I used to be so afraid of touching anything with technology—always a pen and paper type of person. This all changed for me when I was awarded UT Austin’s LAITS (Liberal Arts Information Technology Services) grant in 2010. I partnered with their technology team for my first online project; then I joined the team at COERLL (Center for Open Educational Resources and Language Learning). I brought forward my ideas for educational resources, and together we created them for the public. First, I saw a need for interactive listening comprehension exercises for beginning Chinese language learners. In teaching and learning the Chinese language, there are very few meaningful exercises for beginners, especially in listening. Publishers mainly produce inauthentic language recordings for textbooks. That kind of input is not very helpful. Also, listening is hard to teach in the classroom. It takes practice, so students must use outside class time for that. But where are these kinds of audio materials?

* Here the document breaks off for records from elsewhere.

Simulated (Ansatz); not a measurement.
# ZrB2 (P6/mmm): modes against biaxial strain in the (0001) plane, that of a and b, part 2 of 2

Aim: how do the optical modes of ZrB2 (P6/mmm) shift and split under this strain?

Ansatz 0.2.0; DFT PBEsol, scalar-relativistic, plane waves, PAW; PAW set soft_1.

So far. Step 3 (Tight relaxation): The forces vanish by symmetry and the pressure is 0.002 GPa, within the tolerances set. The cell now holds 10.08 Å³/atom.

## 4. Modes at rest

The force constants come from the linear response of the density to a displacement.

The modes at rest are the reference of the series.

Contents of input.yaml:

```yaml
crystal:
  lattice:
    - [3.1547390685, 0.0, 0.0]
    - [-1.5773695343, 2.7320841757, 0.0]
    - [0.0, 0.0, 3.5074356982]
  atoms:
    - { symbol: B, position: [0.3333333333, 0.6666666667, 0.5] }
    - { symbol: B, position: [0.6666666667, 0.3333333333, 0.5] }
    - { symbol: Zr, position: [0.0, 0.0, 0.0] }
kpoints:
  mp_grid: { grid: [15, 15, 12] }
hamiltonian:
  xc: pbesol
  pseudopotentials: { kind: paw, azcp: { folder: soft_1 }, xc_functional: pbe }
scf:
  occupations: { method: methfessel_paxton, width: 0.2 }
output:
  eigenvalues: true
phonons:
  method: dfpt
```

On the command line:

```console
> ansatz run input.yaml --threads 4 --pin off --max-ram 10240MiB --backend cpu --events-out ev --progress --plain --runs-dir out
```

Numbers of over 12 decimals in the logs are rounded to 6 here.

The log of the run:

I thought of creating a website (Chinese Take-In), so that students could practice at home. The biggest advantage of technology when it comes to language teaching is that so much can take place outside of the classroom. Unfortunately, some of the technology can be very expensive and not very helpful.
We conceived of Chinese Take-In as an open educational resource, published online with a Creative Commons license. It was very well received by the public, and because the materials are open and available online, I’ve gotten feedback from people I don’t even know. Good feedback—how it has really helped them. I recently got an email from someone from the University of Zurich!
Because my students and the public responded so enthusiastically to Chinese Take-In, I began another online project called Pitch Perfect Pinyin, a beginning pronunciation website. Pronunciation is the very first step of learning because Chinese is a tonal language. It should be a part of any curriculum for beginners, but there are just no resources out there. There are some Pinyin websites, but nothing very extensive and nothing that includes interactive exercises. The commercial textbook our department adopted came with a CD. Together it cost a couple hundred dollars, but there were only a few isolated sounds for pronunciation practice. That’s it. Pitch Perfect Pinyin will have five types of exercises and 500 interactive items. There are also hundreds of simpler items where you just click, listen, click, listen.
I used to feel that technology was something I didn’t want to touch, but every student has a smart phone; many have tablets. We need to keep up with technology and work together with our students.